Friday, September 5, 2008

Advisory group continues planning to protect watershed

The Morning News

Local News for Northwest Arkansas

Watershed Group Examines Preservation Options

By Caleb Fort
An adivsory group was briefed Thursday on possible ways to prevent pollution of the Beaver Lake Watershed.

Options discussed included construction, stream and wastewater management, and using chicken waste for energy.

About 20 people attended the Beaver Lake Watershed Policy Advisory Group meeting at the Botanical Garden of The Ozarks.

The group was started by the Northwest Arkansas Council to create a strategy for managing the watershed, which provides drinking water to about 350,000 people.

By targeting urban land activities, stream disturbance, wastewater, and fertilizer, manure and litter, the group might be able to "get the biggest bang for the buck" said Kimberly Brewer, associate director of Tetra Tech.

Tetra Tech is a Pasadena, Calif., environmental engineering and consulting company that will guide the group.

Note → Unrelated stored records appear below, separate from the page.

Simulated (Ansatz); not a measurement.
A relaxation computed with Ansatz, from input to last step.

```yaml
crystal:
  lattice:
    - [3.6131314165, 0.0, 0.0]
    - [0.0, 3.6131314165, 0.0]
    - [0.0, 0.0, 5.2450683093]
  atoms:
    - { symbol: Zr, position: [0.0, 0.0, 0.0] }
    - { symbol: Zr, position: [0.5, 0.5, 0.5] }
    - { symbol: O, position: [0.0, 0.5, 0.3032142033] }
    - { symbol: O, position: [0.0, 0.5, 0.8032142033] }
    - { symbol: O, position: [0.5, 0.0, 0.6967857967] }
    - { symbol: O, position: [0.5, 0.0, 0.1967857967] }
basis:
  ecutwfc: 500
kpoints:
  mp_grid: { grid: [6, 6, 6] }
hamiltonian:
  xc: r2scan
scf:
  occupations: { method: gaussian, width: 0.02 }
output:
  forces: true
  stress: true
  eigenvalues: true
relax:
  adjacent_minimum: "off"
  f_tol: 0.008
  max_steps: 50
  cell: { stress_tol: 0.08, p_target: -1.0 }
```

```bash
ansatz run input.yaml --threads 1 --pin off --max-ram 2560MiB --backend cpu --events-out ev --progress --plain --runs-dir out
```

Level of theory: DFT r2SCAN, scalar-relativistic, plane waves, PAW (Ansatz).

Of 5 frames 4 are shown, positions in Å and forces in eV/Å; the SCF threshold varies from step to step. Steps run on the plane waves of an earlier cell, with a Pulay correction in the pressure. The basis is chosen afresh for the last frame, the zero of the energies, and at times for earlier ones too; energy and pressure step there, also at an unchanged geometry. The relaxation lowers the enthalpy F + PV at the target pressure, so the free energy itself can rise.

Brewer said there are several ways to reduce the impact developed areas have on the watershed, many of which involve making sure rain water has a chance to soak into the ground instead of running off into streams.

Construction sites can also cause problems, said Barry Tonning, director of applied research for Tetra Tech.

Without controls like silt fences and good grading exposed dirt on construction sites can run off during storms and end up in the lake, Tonning said.

"Sediment is a notorious carrier for nitrogen, phosphorous, herbicides, pesticides -- all kinds of stuff," he said.

Matthew Van Eps, associate director of the Watershed Conservation Resource Center, discussed several options for controlling stream erosion, including bank reinforcement and rerouting the channel.

Brewer talked about existing measures to prevent poultry farms from polluting the water supply. She also talked about turning chicken waste into fuel.

Finally, Tonning presented possibilities for making septic tanks more effective. One option was clustered treatment centers that would treat the waste from several tanks before discharging it into the ground.

Group members were asked to write down their opinions of the different options presented so Tetra Tech will know which ones to research further.

The results of that research will be presented at the group's next meeting, probably in November.